Let $\struct {S, \preceq}$ be an ordered set.

Let $I$ be a set.

Let $f, g: I \to S$.

Let $f \sqbrk I$ denote the image of $I$ under $f$.

Let:

$\forall i \in I: \map f i \preceq \map g i$

That is, let $f \preceq g$ in the product ordering.

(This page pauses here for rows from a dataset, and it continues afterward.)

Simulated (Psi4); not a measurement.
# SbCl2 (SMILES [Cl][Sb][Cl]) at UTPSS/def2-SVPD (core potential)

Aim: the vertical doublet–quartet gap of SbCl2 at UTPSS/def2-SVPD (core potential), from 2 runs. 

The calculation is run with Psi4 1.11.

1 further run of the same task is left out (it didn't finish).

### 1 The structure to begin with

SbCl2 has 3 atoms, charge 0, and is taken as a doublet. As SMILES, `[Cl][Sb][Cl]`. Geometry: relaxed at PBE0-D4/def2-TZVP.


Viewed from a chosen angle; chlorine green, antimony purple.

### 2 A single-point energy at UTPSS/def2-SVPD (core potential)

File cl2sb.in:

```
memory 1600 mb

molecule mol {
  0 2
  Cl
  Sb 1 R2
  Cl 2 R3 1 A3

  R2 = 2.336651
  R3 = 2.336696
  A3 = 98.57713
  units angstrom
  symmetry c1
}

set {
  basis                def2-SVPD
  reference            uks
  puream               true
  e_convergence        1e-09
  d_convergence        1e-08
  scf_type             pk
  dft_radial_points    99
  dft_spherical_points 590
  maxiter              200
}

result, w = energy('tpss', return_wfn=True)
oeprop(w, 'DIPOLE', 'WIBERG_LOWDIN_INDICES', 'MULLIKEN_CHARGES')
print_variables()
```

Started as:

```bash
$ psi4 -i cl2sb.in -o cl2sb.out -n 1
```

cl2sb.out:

Let $f \sqbrk I$ and $g \sqbrk I$ admit suprema.

Then:

$\sup f \sqbrk I \preceq \sup g \sqbrk I$

Proof

Let $x \in f \sqbrk I$.

Then:

$\exists j \in I: \map f j = x$

Then:

$\map f j \prec \map g j$

By the definition of supremum:

$\sup g \sqbrk I$ is an upper bound of $g \sqbrk I$

Thus:

$\map g j \preceq \sup g \sqbrk I$

Since $\preceq$ is transitive:

$x = \map f j \preceq \sup g \sqbrk I$

Since this holds for all $x \in f \sqbrk I$, $\sup g \sqbrk I$ is an upper bound of $f \sqbrk I$.

Thus by the definition of supremum:

$\sup f \sqbrk I \preceq \sup g \sqbrk I$

$\blacksquare$